Is it hot in here?
Michael Chrichton gives a hoot of an interview to the Times of London:
Boy, will the green types be hot under the collar. As Britain sweats over missing its carbon dioxide emission targets, Crichton sends a simple message: chill. And if your heart aches for Third World suffering, divert the "trillions of dollars wasted on Kyoto to the 850m people who don't have clean water, 20,000 of whom die each day".
If you doubt Crichton's research, he offers enough footnotes citing scientific journals to fill a hefty volume of their own. As a Harvard physician and at the age of 22 a visiting anthropology lecturer at Cambridge, he is in nobody's intellectual slipstream. It is not so much that Crichton is being reactionary; rather, his view offends our almost religious veneration of green issues, a faith in mother earth which holds that driving to the bottle bank in a belching 4x4 is a profound act of worship.

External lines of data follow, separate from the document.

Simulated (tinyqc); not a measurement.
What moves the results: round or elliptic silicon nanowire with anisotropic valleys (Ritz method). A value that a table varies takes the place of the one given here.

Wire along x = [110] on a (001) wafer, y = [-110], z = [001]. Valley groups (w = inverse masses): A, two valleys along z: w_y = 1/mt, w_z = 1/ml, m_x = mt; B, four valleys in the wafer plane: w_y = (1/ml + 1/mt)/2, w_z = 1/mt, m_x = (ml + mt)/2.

Ha. I was having a conversation on a similar subject the other day with someone who is studying the type of "enlightened consumer" who refuses to buy Nike or Gap and living in places like Berkeley, CA. She told me that it was important to these people that they spend their money on products they considered "clean." I countered with the idea that only the well-off or outright rich can engage in such a luxury. After all, hemp t-shirts cost as much as three or four times a Gap t-shirt.
I'm all for being a more aware consumer and holding polluters accountable. Often, however, those trying to institute change rely on junk science and high-priced guilt.